The problem is as follows:
Let $F$ be a field and $K \leqslant F$. Let $f(x)$ and $g(x) \in K[x]$, where $f$ and $g$ are irreducible and not associates of one another.
Show that $f$ and $g$ do not share any roots in $F$.
Here is my attempt:
AFSOC $\exists a \in F$ s.t. $f(a) = g(a) = 0$.
Then $\exists b(x), c(x) \in F[x]$ s.t. $b(x)(x-a) = f(x)$, and $c(x)(x-a) = g(x)$.
Here is where I am a little unsure of my work. Since $b(x)$ and $c(x)$ need not be in $K[x]$, I am not sure if I can make the following claim, but anyways I will proceed.
Since $x-a$ cannot be a unit, it must be the case that both $b(x)$ and $c(x)$ are units in $F$.
Thus $f(x) = b(x)c^{-1}(x)c(x)(x-a) = b(x)c^{-1}(x)g(x)$
Contradicting that $f(x)$ and $g(x)$ are not associates.
Any hints/feedback would be much appreciated :)
Well I'll be honest, your work doesn't make much sense past a certain point.
Specifically not only do $b(x)$ and $c(x)$ not need to be in $K$, they probably aren't since they're polynomials in $F[x]$, so they're not in $K$ unless they're of degree 0 and also in $K$ rather than $F$. The bigger issue is when you conclude that $b$ and $c$ (I'm dropping the $(x)$ notation, since I find it clunky) are units. That's not true (a priori), since $f$ and $g$ are irreducible in $K[x]$ not $F[x]$, and ignoring the issue of whether $f$ and $g$ are in $K[x]$, $(x-a)$ is not in $K[x]$ either, so the factorizations $f=(x-a)b$ and $g=(x-a)c$ are not factorizations in $K[x]$.
There are several approaches here, depending on your level.
The first is to use minimal polynomials. Since $a\in F$ is the root of some polynomial over $K$ (being the root of both $f$ and $g$), it has some nonzero polynomial of smallest degree in $K[x]$ of which it is a root. Using the division algorithm, you can prove that this polynomial, $m$ has the property that it divides any polynomial with coefficients in $K$ for which $a$ is a root. Thus $m\mid f$ and $m\mid g$, but since $m$ is nonzero and has a root it has positive degree, so since $m\mid f$, and $f$ is irreducible, $m$ and $f$ are associates, and similarly $m$ and $g$ are associates. Contradiction.
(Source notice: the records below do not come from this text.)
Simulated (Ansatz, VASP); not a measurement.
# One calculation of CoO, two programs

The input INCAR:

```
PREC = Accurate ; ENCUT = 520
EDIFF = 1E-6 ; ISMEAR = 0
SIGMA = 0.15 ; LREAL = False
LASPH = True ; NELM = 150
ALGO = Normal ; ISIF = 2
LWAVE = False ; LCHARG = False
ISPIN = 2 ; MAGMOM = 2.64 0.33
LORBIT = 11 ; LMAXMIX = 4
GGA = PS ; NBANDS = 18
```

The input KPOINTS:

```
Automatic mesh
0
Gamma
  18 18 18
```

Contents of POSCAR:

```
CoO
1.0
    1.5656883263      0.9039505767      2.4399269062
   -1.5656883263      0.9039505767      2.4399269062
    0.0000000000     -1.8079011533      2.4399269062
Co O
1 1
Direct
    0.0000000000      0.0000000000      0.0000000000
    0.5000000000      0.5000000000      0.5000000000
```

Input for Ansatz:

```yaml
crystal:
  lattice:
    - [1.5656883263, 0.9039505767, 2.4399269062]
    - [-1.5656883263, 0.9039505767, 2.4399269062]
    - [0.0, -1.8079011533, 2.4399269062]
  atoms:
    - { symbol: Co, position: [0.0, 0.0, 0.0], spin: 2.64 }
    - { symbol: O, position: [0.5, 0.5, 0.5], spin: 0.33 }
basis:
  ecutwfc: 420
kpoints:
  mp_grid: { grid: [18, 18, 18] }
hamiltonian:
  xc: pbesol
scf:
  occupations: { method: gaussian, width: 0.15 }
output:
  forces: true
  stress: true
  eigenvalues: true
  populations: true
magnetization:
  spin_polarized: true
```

The other approach is essentially the same, but phrased in more abstract language. Let $\phi_a : K[x]\to F$ be the evaluation at $a$ homomorphism, noting that it is nonzero, since $\phi_a(1)=1$. $f$ and $g$ are both in the kernel of this map and both irreducible, so they must generate the kernel, since $K[x]$ is a PID (and they're irreducible). Thus $f\mid g$ and $g\mid f$, contradiction.